Yes. There's a lot of big large projects that have come online that they've won. But as you know, those things tend to have a cyclicality to them. So we wouldn't expect that kind of growth over the next 5 years, although it could happen, but it's certainly nothing that we're budgeting for or planning for at this time.
Okay. Great. Okay. It sounds like you've got a great team with this acquisition. And so I wondered, as you think about this as more of a stand-alone business with access to the Kadant global networks, are there any cost synergies or sales synergies that you're thinking about for the future growth or profits?
Well, that's something that we'll look at. As you know, Walt, one of the things we never do is to model synergies into our acquisition models. And so our returns and our expectations are always unsynergized. We do know we have some synergies, and they tend to vary quite a bit from acquisition to acquisition. And so I think that's something to still be explored. But I will say that we do have, as you know, a manufacturing footprint all around the world. So they will have available to them the ability to manufacture some parts of their systems if they choose to in other places around the world.
As far as sales synergies, probably less so there because, as you know, Kadant is more on the recycled side and not on the virgin pulp side of the business. But I will say that we just bought, as you know, Babbini a couple of months ago, and they're very strong in the sugar beet market. And so there might be some opportunities there. These guys are starting to penetrate the sugarcane market with their technology. And it's still yet to be seen where there might be some opportunities on the sugar beet side, where Babbini pretty much is involved in a majority of the sugar beet operations around the world. So there might be some synergies there for new market opportunities. But I would say it's a little too early for us to fully understand what they may be.
Okay. Great. Okay. And then maybe the last one for me is 80/20 is clearly like a core value and strength for Kadant. How do you approach acquisitions now with 80/20? Do you introduce them to them early? Or do you wait until they're part of the family for a while, the group for a while and then introduce them to 80/20?
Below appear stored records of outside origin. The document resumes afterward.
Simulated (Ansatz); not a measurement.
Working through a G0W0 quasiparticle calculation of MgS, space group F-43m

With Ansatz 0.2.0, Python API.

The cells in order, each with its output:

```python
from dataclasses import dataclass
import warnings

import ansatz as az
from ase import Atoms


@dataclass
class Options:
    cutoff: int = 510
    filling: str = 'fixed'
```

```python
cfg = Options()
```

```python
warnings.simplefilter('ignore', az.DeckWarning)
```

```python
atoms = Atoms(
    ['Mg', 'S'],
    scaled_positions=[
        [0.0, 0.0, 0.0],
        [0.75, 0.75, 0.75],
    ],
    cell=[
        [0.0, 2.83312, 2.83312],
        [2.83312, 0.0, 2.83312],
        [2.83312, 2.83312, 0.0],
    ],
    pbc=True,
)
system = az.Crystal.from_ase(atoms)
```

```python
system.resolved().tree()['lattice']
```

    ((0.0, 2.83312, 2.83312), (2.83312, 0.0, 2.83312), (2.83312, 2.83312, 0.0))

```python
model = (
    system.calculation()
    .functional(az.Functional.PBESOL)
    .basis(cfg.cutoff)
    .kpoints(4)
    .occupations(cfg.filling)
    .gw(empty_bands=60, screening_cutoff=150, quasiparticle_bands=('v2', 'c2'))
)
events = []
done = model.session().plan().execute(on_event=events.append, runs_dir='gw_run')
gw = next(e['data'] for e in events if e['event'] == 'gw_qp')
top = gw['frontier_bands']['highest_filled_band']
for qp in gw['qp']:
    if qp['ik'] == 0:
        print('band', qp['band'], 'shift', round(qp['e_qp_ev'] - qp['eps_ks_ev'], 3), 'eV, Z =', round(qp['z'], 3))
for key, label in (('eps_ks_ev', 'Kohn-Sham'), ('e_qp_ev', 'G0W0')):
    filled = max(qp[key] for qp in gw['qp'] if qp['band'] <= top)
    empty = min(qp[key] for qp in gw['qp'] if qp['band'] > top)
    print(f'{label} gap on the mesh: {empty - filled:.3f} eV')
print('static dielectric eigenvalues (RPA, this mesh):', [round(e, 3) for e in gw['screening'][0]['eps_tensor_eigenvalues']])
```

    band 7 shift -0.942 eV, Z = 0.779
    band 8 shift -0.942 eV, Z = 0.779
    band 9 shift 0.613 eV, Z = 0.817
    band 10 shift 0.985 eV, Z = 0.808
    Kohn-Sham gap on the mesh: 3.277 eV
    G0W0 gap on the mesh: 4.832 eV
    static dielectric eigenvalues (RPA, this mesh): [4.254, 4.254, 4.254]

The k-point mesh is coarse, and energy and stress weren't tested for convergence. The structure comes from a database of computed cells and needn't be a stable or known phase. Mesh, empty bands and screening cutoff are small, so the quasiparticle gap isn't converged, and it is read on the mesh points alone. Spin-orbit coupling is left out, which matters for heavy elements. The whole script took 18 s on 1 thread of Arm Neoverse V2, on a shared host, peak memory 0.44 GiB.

So traditionally, we have a fairly light touch starting out. We like them to get settled and there are some integration, even though we run a decentralized model, certainly on the financial side, as you know, there's a lot of integration because they got to report quarterly. So we typically like to let the dust settle and for them to get used to the new procedures and comfortable with that before we start to look at it. But we will introduce it to them and they can kind of guide us on their interest in it and what they think the timing might be for that. So some of our businesses want to get involved in that sooner and some want to start it after they've had a period of time to fully integrate in.
So that's a discussion we'll have with them. And together with them, we'll make a decision on when the timing might be appropriate. But we do believe, as it has been with every other company within Kadant, we do believe there's good opportunities there.
We have a follow-up question from the line of Ross Sparenblek with William Blair.
Can you hear me?
Yes, we can hear you.
Okay. Perfect. Yes. On the parts consumables and just thinking about the order cadence, is that primarily book and ship? Or is there a lag in the backlog there, similar to like Flow Control?
They've got -- some of their products are a little more standardized. So -- and one of the things they specialize in, I think, is quick turnarounds. That's one of the ways they maintain market share and go after market share is on delivery and quick turnaround. So they maintain a decent inventory of a lot of the standard products and really try to get -- service the customer and get them out to them pretty quickly.
Okay. Is there a backlog associated with this we should be aware of?
Yes. They currently have a fairly decent backlog, Ross, in terms of -- on the revenue recognition front. We think this will be -- we'll recognize this upon shipment. It's not going to be over time. So -- but the -- when they do these projects, where they're may be supplying 100 or 200 units, those will -- they'll be shipping those as they manufacture them.
Okay. Just you conceptualize a project of that size, is that like a 3-year project?
No, no, I don't think so. I think they ship -- they can assemble them, build them and get them out much sooner than that.
Okay. And then just on the footprint, I mean it is somewhat larger than what you guys have historically acquired. SG&A, is that accretive or dilutive to the overall company?
On an overall basis, I think it will be accretive, but it's quite modest. And Ross, I'd say one thing that we're still working on is the intangibles. So a component here is contingent on where the valuations land.
Our next question is a follow-up from the line of Gary Prestopino with Barrington.
Yes. Mike, just a quick question. I kind of calculate the adjusted EBITDA margin from the numbers you gave us at about 23%. Is there any reason why that would not hold going into 2026 just for modeling purposes?
Yes. Nothing comes to mind, Gary, that should change that particular metric in the short run.
Ladies and gentlemen, I'm showing no further questions in the queue. I would now like to turn the call back over to Jeffrey Powell for closing remarks.
Again, I want to thank everybody for joining us today. As you can see, we're very excited. We think this is a great addition to the Kadant family. We're very excited that they're joining us, and we look forward to reporting on their progress going forward. Thank you.
Ladies and gentlemen, that concludes today's conference call. Thank you for your participation. You may now disconnect.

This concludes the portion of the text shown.